Title: 3D-Printed Closed-Channel Spiral Inertial Microfluidic Device for Size-Based Particle Separation
Description:
Spiral inertial microfluidic devices provide a simple, high-throughput approach for size-based particle separation; however, translating PDMS-optimized designs into monolithic, fully enclosed 3D-printed channels is often limited by printability and post-print channel clearing.
In our previous PDMS study, a 400×120µm spiral achieved high separation performance after computational optimization and experimental validation.
To translate this high-performing PDMS concept into a faster and more cost-effective manufacturing approach, the same separation principle is transferred to a fully 3D-printed, closed-channel spiral device, and the geometry is re-optimized around manufacturability constraints.
Printing trials showed that enclosed channels at 400×120µm and 600×180µm could not be cleared reliably due to trapped resin and frequent blockage, most often near the inner-outlet region.
In contrast, 800×240µm and 1200×360µm channels were printed and flushed successfully, and 800×240µm was selected as the smallest reproducibly functional cross-section.
Particle-tracking simulations were then used to re-optimize spiral development length, showing that a 4-turn device provides limited collection for 12µm targets (10%), intermediate lengths (5–7 turns) improve collection to 50%, and an 8-turn spiral achieves complete large-particle collection (100%) across tested target sizes (12–24µm) while reducing small-particle crossover.

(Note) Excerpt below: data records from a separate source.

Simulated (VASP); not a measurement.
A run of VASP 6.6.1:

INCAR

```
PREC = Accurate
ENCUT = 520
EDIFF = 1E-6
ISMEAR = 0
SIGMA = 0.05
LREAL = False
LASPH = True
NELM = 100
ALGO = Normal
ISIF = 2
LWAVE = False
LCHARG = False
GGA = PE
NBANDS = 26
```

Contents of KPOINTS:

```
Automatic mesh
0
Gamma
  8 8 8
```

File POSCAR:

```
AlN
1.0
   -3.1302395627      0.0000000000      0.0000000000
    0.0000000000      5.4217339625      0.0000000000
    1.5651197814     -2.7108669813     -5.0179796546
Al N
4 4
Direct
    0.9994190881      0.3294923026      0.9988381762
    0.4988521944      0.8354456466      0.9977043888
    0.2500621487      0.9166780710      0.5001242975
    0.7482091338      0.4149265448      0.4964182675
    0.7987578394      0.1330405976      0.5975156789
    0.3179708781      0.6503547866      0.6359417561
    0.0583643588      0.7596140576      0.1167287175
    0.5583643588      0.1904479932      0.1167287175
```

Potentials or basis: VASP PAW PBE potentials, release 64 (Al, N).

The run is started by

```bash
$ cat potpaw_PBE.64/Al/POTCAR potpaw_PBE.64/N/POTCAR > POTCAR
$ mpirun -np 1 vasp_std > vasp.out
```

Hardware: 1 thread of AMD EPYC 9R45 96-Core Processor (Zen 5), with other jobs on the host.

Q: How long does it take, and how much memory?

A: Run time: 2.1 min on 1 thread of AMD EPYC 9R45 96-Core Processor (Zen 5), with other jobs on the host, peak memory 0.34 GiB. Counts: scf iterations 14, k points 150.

Experimental validation of the 8-turn 800×240µm device at Q=6mL min−1 using fluorescent polystyrene particles (18µm target; 6µm background) yielded an average collection efficiency of 84% and an inner-outlet purity of 92%.
Overall, these results demonstrate that spiral inertial separation can be retained in a monolithic 3D-printed format when the design is re-optimized around the smallest reliably clearable enclosed cross-section and sufficient spiral development length.